The lovely Courtney spent her Sunday the same way I did, and has some thoughts for you. Her commenters have more.
I would note that Courtney may be seeing a British subtext through American eyes here. Rowlings has mined a familiar theme of the minor functionary who is able to make peoples' lives miserable, precisely because of the respect for authority and rules that exists in British culture. This is also an important subtext in private schools, whose quality of leadership matters deeply (and Dumbledore types are rare).
I don't see the same gun control allegory here, either, as casting spells is what wizards naturally do. Preventing this is just one more example of educrats' denial of the students' personhood, though the danger angle adds impact. It's a story about and for teenagers, remember - politics aside, this is the way they tend to see all authority.
I must admit, however, that there were many aspects of the book that brough the back door EU power play in Britain to mind: endless petty regulation, alterations in the justice system, not to mention willful denial of the most obvious external threats.
Anyway, enough politics. Harry Potter & the Order of the Phoenix does have some good scenes, some appealing new characters, and a pacing that returns to its customary form near the end. It could have been great.
Overall, however, I was disappointed by this book, which would have been better if it had been about 150 pages shorter. It took too long to get rolling, often seemed to be foundering in meaningless sub-plots, and had a couple of connectivity glitches that caused me to flip back through its pages in puzzlement. What could have been a platform for the book's 2 most appealing characters to shine was wasted (though they do get one really good scene near the end), and the tenor never quite rises to the intended levels of either comedy or tragedy. I really liked books I-IV, but felt this one fell short of the mark.

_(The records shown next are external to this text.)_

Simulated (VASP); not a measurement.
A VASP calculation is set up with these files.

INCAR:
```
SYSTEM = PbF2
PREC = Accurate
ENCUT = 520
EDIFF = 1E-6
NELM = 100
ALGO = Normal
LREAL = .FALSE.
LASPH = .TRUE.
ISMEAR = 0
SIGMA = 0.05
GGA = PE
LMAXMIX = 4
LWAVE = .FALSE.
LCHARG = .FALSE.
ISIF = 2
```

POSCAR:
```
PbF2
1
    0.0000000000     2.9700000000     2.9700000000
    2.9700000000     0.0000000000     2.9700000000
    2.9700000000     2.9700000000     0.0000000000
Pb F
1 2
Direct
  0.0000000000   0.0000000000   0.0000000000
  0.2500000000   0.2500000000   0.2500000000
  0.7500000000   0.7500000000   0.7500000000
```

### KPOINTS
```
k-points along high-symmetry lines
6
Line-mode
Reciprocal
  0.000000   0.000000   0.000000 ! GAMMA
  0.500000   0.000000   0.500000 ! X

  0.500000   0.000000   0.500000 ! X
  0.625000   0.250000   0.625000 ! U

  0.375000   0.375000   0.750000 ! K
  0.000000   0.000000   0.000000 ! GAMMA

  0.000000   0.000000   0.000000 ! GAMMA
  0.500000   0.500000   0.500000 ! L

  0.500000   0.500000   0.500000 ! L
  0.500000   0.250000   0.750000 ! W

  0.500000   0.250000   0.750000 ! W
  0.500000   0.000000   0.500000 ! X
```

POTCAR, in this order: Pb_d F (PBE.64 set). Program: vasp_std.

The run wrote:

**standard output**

It seems to me that Rowling is feeling quite as pressured as her main character these days, and that isn't a good sign. Might I suggest an author-to-author conversation with Joss Whedon (magic & monsters as an allegory for teendom, exposition through action), and J. Michael Straczynski (serious good & evil in a typically light genre, tapping rabid fans to help build the story as well as drive the market, producing to ridiculous deadlines while keeping a vision intact)?